To register your own handler, you need to define the handler and then register it to the feature type. If the handler already exists, there is no need to create a new one.

In this example a new feature type validator, `.is_visa_card_handler()`, is created. It checks to see if the credit card number is issued by Visa. The next cell creates the `is_visa_card_handler()` function that tests each element in the `data` parameter is a valid Visa credit card number. Then it returns a boolean series the same length as `data`.

In [None]:
def is_visa_card_handler(data: pd.Series, *args, **kwargs) -> pd.Series:
    """
    Processes given data and indicates if the data matches Visa credit card.

    Parameters
    ----------
    data: pd.Series
        The data to process.

    Returns
    --------
    pd.Series: The logical list indicating if the data matches requirements.
    """
    _pattern_string = r"""
        ^(?:4[0-9]{12}(?:[0-9]{3})?         # Visa
        |  ^4[0-9]{12}(?:[0-9]{6})?$        # Visa 19 digit
        )$
    """
    PATTERN = re.compile(_pattern_string, re.VERBOSE)
    def _is_credit_card(x: pd.Series):
        return (
            not pd.isnull(x)
            and PATTERN.match(str(x)) is not None
        )
    return data.apply(lambda x: True if _is_credit_card(x) else False)

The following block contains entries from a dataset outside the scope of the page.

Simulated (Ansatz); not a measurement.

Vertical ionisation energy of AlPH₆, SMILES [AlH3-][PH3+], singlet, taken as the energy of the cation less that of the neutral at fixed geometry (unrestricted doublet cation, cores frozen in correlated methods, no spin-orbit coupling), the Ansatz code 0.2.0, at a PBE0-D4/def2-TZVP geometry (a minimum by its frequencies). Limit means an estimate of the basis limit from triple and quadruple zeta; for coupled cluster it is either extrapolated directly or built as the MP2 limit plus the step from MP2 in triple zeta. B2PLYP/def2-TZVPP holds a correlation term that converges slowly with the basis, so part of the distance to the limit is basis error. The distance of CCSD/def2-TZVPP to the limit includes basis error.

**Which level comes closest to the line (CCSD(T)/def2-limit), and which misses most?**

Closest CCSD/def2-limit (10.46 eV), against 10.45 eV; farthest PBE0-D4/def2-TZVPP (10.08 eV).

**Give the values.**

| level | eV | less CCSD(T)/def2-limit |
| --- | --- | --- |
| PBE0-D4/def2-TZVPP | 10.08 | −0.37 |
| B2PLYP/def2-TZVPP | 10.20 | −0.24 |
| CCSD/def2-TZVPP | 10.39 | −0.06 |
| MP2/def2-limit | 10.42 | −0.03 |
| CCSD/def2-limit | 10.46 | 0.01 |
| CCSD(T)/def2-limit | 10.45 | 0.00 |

<a id='validator_register'></a>
## Registering a Default Feature Type Validator

The feature type validator, needs to be registered with the feature type. You do that using the `.register()` method, which is part of the feature type object. The feature type manager is used to obtain a link to the feature type object.


The `.register()` method has the following parameters:
- `name`: The validator name that is used to invoke the feature type validator.
- `default_handler`: The function name of the default feature type validator.
- `replace`: The flag indicating if the registered handler should be replaced with the new one.

The next cell obtains the feature type object, `CreditCard`, and then it registers the default feature type validator. If one exists, with the same name, it is replaced. A call to `CreditCard.validator_registered()` returns the registered handlers for the credit card feature type.

In [None]:
CreditCard = feature_type_manager.feature_type_object('credit_card')
CreditCard.validator.register(name='is_visa_card', handler=is_visa_card_handler, replace = True)
CreditCard.validator.registered()

The next cell demonstrates how to use the `.is_visa_card()` feature type validator. A series is created that contains credit cards from Visa, Mastercard and American Express. The `.is_visa_card()` feature type validator is called and it returns a boolean series indicating which credit cards are issued by Visa.

In [None]:
visa = ["4532640527811543", "4556929308150929"]
mastercard = ["5406644374892259", "5440870983256218"]
amex = ["371025944923273", "374745112042294"]
series = pd.Series(visa + mastercard + amex, name='Credit Card')
series.ads.feature_type = ['credit_card']
CreditCard.validator.is_visa_card(series)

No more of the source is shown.